A touch on the brakes

Experti - early January 2007

• Bank of England surprise decision partly reflects housing market strength

• UK economic outlook remains positive despite base rate increase

• Gross lending forecast revised to £330bn in response to MPC stance

• Average house price inflation forecast to be 5% in 2007

The Bank of England Monetary Policy Committee’s (MPC) decision to raise the Base Rate reflected the recent upturn in economic growth and inflation. The timing of the move wrong-footed virtually every leading analyst, given that Base Rate moves tend to coincide with compilation of the Bank’s Quarterly Inflation Report.

It appears the Bank is focusing on the risk that short-term inflationary pressures could translate into a more prolonged upturn in inflation. The substantial increase in consumer price inflation (CPI) to 3.0 per cent per annum raises the prospect that CPI may slightly breach the upper end of the 1 per cent to 3 per cent inflation target range in the first quarter of the year. The Bank is also known to be concerned at the level of house price inflation. If it remains close to 10 per cent per annum, there may well be a further rate increase, probably in March. Any increase above 5.25 per cent is likely to be reversed towards the end of 2007.

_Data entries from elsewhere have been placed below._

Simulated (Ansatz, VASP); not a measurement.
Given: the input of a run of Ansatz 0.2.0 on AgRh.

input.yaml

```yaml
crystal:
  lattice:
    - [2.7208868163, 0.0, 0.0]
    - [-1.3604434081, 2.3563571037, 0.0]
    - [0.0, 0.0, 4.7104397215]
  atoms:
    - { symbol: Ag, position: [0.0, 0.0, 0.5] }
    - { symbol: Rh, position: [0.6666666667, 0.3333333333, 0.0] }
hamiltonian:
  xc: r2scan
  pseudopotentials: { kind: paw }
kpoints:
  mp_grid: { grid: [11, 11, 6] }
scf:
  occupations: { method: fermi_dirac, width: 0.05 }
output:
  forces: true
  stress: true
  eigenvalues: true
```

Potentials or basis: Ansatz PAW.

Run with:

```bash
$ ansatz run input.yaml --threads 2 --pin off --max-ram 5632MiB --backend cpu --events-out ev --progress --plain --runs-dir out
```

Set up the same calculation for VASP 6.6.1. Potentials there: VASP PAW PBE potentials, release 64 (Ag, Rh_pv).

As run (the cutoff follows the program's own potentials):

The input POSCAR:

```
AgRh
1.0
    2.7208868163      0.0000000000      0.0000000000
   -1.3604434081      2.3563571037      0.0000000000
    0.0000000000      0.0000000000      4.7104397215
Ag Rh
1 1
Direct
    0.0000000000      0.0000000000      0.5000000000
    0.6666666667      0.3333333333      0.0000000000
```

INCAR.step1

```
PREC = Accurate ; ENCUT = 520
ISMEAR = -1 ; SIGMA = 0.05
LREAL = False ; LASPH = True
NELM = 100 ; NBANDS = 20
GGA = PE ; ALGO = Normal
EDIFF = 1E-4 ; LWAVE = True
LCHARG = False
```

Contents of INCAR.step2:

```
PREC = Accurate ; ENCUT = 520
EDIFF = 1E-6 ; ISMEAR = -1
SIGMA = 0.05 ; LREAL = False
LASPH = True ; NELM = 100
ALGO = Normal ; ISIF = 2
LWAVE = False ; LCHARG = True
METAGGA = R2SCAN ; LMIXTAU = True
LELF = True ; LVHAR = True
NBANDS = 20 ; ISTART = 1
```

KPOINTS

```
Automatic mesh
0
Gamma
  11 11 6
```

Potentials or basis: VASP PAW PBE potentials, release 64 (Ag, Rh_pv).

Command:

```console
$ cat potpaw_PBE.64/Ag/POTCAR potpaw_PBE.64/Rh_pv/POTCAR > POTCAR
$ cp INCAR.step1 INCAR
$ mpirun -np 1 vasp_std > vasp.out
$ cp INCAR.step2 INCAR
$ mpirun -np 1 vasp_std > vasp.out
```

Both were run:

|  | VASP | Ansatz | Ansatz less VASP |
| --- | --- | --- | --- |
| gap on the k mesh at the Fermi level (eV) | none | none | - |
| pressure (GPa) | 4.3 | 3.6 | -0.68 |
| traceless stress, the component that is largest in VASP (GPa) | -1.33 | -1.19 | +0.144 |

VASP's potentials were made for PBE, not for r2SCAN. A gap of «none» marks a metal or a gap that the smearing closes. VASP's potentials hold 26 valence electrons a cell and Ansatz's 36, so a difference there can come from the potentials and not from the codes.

Longer term rates have risen significantly since the MPC move, reflecting the money market view that there will definitely be one further rate increase in the current economic cycle. Expected stronger economic data over the next few weeks is likely to be reflected in a further rise in swap rates. We predict the two-year swap rate will peak at around 5.90 per cent before easing back as the economy responds to the impact of monetary tightening.

Remaining positive

The economy is currently believed to be growing at around 3 per cent per annum, although official Q4 data will not be available for some time. The economic expansion is broadly based as evidenced by recent stronger than expected industrial and manufacturing statistics. The key driving force remains the service sector, especially business and financial services.

One positive factor has been the stabilisation of the underlying unemployment rate of 5.5 per cent, despite the growth of the labour force. The UK economic growth rate is currently above trend, which means the increase in the labour force is being absorbed. As the economy slows, unemployment will rise. We believe that there will be a time lag before this factor impacts on consumer confidence. Once there is clear evidence of a slowdown in retail sales in the latter part of 2007, we expect the MPC to reduce Base Rate by a 0.25 per cent.

Robust despite rate rise

The impact on the mortgage market of the most recent Base Rate increase will be partly balanced by the recent upturn in the UK economy. The strength of mortgage demand was probably a significant factor in the MPC’s decision to raise Base Rate. Gross advances in November totalled £33 billion, while net advances were close to £10 billion. The most surprising aspect of November’s data was the strength of new applications, which totalled a record £34 billion.

We perceive the MPC move as a touch on the brakes, designed to cool the housing market. The balance of probability is that the MPC will announce one further rate increase, following which we expect mortgage applications to fall back to £27 billion per month gross and £8 billion per month net. Allowing for business agreed before the Base Rate was announced, we expect mortgage advances to ease marginally in 2007 to £100 billion net and £330 billion gross. This figure is 10 per cent below our previous forecast, and is based on a Base Rate peak of 5.50 per cent.

Inflation forecast

Average house price inflation is currently running at around 10 per cent per annum on both the Halifax and Nationwide Building Society Indexes. This level is unsustainable and was probably a key factor behind the recent MPC decision. If, as expected, the MPC tightens monetary policy by a further notch, the next 0.25 per cent increase is likely to be in March, just ahead of the peak Spring buying season.

In our view, the government should seriously consider raising the threshold for Stamp Duty significantly to support first-time buyers. We expect a gradual downturn in the rate of house price inflation this year. Our forecast average of house price inflation in 2007 is 5 per cent. Longer-term, our forecast of house price inflation for 2008-2010 is 5-6 per cent per annum.